After more than 40 years of operation, DTVE is closing its doors and our website will no longer be updated daily. Thank you for all of your support.
TV remains at forefront of cable business, say CEE operators
TV remains at the forefront of what cable operators in central and eastern Europe are offering and is even becoming more important within the bundle of products that they offer, but bundling strategies are likely to evolve, according to a panel of cable marketing executives at the Digital TV CEE conference in Budapest yesterday.
TV is not becoming less important but connnectivity is becoming more important in bundling as a whole, said Robert Redeleanu, chief marketing officer, UPC Romania. In Romania there is evidence that there is no real potential for an internet-only service after UPC tested the market, he said.
UPC for the last six months had tried to understand what consumers would look for in the future and is looking at how entertainment and connectivity can best be bundled, said Redeleanu. “Time spent in front of the TV is actually increasing, with catch-up and so on. On-demand is only 2% of time spent in front of the TV,” he said. Redeleanu said that in CEE, piracy presents a significant hurdle to making money from VoD services.
Redeleanu said that there is a need for more a la carte channel options but it doesn’t make economic sense in every case. He said UPC is looking into segmenting the number of channels in each price point and establishing a base line up for linear TV and bundling this with SVoD and catch-up services.

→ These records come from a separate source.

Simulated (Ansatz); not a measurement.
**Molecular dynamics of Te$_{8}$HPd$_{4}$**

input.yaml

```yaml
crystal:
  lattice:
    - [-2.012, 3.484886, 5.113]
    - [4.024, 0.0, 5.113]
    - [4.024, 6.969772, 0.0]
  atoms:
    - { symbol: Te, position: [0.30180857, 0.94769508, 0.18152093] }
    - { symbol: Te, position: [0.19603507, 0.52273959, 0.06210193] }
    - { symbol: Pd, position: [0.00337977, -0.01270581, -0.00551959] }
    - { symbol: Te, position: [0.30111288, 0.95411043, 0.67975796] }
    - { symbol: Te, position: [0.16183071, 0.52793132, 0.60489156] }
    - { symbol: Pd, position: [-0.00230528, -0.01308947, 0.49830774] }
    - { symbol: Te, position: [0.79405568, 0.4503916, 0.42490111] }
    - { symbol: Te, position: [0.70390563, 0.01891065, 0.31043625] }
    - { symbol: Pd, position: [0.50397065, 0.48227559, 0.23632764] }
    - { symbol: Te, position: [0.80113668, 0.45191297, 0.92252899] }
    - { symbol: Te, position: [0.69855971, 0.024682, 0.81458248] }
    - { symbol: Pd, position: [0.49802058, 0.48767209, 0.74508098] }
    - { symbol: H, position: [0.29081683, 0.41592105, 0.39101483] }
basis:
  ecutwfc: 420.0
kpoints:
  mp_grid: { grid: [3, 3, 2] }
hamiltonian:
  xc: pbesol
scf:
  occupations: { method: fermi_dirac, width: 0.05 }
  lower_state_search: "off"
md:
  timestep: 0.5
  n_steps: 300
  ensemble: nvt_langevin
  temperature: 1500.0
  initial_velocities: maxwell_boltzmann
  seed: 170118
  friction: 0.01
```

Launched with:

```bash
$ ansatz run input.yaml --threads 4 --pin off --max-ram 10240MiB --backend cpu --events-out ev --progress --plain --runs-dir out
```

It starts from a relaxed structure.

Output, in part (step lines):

Redeleanu said the relations between operators and broadcasters could see signficant changes as a result of the evolution of the market. In Romania, he said, key broadcasters had sought to terminate their must-carry status, meaning that cable rates could increase across the board. “It might put us in a different position in negotiations and in deciding what we take,” he said.
“The importance of TV in the overall bundle is actually increasing,” said Indrek Ild, sales and marketing director at Starman in Estonia, also speaking on the panel. “We look at the overall experience and people want to be entertained. Content and content discovery are becoming more important.”
OTT video providers could become content partners, he said. “For us the challenge is to combine different ways of consuming the content. Netflix or VoD is new and they have been good at promoting what they have to. If you are able to build and develop…an experience that you can bring.”
Ild said that people are using social media to get the best out of the content available. Operators have to become part of the recommendation ecosystem, he said.
Ild said that Starman was not making ony money from VoD services, partly because it had not discovered how best to promote and enable discovery of on-demand content to customers. “You have to bring this to the customer,” he said.
Ild said that Starman was also looking at ‘smart bundling’ and that there is more and more demand for flexiblity. He said there were some cusotmers taking internet services without TV and that it was necessary to work on better bundles to bring those customers back to TV. Smarter bundling could mean extending the in-home experience to mobile access and so on, said Ild.
In terms of the evolution of operators’ relationship with broadcasters, Ild said he expected channel provider increasingly to fall into one of two categories – those who supplied low-cost advertising-supported services that are part of a basic service and those that increasingly looked to deliver a premium bundle of channel and associated multiscreen and catch-up services, perhaps without advertising.
Vygantas Tutlys, head of marketing department at Lithuanian cable operator Cgates said that broadband was fast becoming a commodity and TV will be the differentiator. While users choose provider oftenon the basis of broadband speed, high-speed imtermet will soon be a standard product.
Tutlys agreed that partnering with OTT providers offered a good way forward and handed the task of marketing and renewing specific content to a partner.
Piracy meant it is currently difficult to demand payment for on-demanmd services marketed by operators, said Tutlys. VoD mainly served as a churn reducer, he said.
Tutlys said that people who had not taken TV services could be interested in specific mini-bundles. However, unbundling services could result in lower ARPU. “To sell a la carte in Lithuania you have to offer at least a six month subscription for it to pay off,” he said.
Ultimately, said Tutlys, channel providers would have to evolve their pricing and bundling strategies in line with market developments. “We are often seeing the basic pricing strategy lagging behind and they need to be more responsive,” he said.